Laure Prouvost

(France/UK) b.1978

Lives and works in London

Laure Prouvost uses the irresistible pull of the narrative tradition within film to seduce and entertain the viewer with witty and mesmerizing juxtapositions of text and image.Yet implied storylines are quickly undermined by out-of-context comments and visuals that introduce a surreal dimension to the viewing experience.

It, Heat, Hit (2010) is a work that constructs and propels an inferred story through a fast-moving sequence of written commentary and excerpts of everyday incidents and pictures that have been filmed by the artist. This video is a sensory overload, featuring direct address, on-screen text, fast cuts, surround sound, and narrative disruption – all delivered with mischievous humor. Images, such as a swimming frog or snowy street scene, are followed by statements of love and implied violence. These are inter-cut with strange, disconnected images, such as close-ups of flowers, body parts or food.

The mood of the film gradually becomes darker and more unsettling, though nothing is stated directly. The growing intensity of the film is reinforced by the oppressive rhythm of a drum which accompanies snatches of music and speech. As with Prouvost's other films, the pace tests the limits of perception and makes it hard to take in every image and comment. Repeated viewing subtly shifts what is understood each time, as Prouvost highlights the slipperiness of meaning and notions of reality.

Prouvost’s object-based works operate not as props, but rather as potential storyboards for her films.  Her “story-lines”, as Prouvost refers to them, are indexes of objects, relics from her cinematic environments that break free of their frames to become “a different kind of 3D film”.

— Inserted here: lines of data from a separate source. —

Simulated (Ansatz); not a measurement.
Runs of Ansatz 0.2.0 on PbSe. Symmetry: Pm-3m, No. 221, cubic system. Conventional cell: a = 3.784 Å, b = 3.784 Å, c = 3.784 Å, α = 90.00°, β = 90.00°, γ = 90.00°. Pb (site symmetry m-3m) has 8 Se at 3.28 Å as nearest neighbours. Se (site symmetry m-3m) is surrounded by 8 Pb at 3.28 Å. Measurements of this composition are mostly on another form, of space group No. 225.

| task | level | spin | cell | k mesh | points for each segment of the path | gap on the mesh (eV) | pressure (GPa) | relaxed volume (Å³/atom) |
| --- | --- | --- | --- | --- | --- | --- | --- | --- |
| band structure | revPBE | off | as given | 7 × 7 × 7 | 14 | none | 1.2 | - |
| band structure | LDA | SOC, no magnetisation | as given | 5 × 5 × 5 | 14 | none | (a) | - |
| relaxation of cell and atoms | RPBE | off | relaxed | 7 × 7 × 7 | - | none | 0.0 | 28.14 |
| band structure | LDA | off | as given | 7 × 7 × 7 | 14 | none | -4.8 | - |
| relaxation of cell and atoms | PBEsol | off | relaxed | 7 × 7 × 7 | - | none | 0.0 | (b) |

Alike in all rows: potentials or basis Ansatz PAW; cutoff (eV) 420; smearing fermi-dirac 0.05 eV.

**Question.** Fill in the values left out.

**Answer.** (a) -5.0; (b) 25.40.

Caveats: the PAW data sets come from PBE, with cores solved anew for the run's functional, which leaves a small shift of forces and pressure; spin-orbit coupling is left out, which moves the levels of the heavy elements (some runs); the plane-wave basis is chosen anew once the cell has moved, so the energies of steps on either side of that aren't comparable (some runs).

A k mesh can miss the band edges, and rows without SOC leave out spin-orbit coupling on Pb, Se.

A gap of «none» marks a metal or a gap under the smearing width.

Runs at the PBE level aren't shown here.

The artist’s black-and-white painted signs play on errors of translation between her native French and English. Personifying descriptions such as “This Sign Did See You Before You Even Looked” or extraordinary invocations such as “Ideally Here Would Be a Whale Slowly Swimming in the Middle of the Room Moving the Air Gently with its Tale” mirror Prouvost’s use of text within film work.

Prouvost lifts film into reality and back again. One work gets lost in another as images are translated into sound pieces, performances, videos, painting and installation, finding ways with which to experience the same story differently.